The Localist: An Empirical Indicator of a Tightening in Music Coverage?
Album Of the Year has a page that they publish every year as a part of their review analytics. AOTY specializes in tabulating numbers for records that have been reviewed by a limited set of outlets, much like Metacritic, except they appear not to use a special weighting rubric to adjust the ratings of various outlets (or at least they initially did not) and moreover their outlet selection is less independent-focused.

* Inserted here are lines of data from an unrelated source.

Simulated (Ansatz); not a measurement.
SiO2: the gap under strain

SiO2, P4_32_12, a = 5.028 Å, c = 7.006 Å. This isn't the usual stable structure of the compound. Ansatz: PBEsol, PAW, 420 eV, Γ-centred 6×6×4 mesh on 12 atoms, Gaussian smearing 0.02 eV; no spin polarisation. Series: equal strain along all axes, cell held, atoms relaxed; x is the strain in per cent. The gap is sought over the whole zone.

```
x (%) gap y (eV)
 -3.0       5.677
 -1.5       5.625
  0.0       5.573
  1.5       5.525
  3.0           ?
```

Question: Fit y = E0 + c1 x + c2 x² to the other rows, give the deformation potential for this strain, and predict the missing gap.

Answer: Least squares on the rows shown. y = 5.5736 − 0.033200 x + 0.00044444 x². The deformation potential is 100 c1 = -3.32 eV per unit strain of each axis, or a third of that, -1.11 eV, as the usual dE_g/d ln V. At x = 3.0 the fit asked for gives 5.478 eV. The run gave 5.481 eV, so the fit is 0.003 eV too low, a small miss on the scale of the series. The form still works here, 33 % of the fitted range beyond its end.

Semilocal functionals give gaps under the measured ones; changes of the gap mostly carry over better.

The page of interest is a yearly ranking of albums by review rating. The interesting fact about the page is that it provides the total number of records that AOTY tabulates, based on reviews coming from its select list of 19 outlets, which include Pitchfork, Consequence of Sound, AllMusic and PopMatters. Here are some numbers:
2,244 albums received some numerical review in 2016. (1,648 for 2). LINK
2,010 albums received some numerical review in 2017. (1,482 for 2). LINK
1,839 albums received some numerical review in 2018. (1,439 for 2). LINK
These numbers are of note because this looks like a significant downward trend in coverage. Is this evidence of a “tightening” in the market? Not only is there an 18% reduction in the number of albums reviewed, based on these numbers. But the reduction most likely targets independent musicians the hardest.
Of course there are several possible explanations of the numbers. It’s possible, for instance, that AOTY is simply tabulating information for fewer records. But it’s worth examining what the explanation is. Because if it is an indication of an 18% reduction in diversity of records reviewed, that information should be on the radar of every independent musician in the business.
Incidentally, if 19 music publications only review 1,839 records a year, that only comes out to these outlets collectively reviewing about 35 records a week. Which is pretty pathetic. This list includes music from any genre.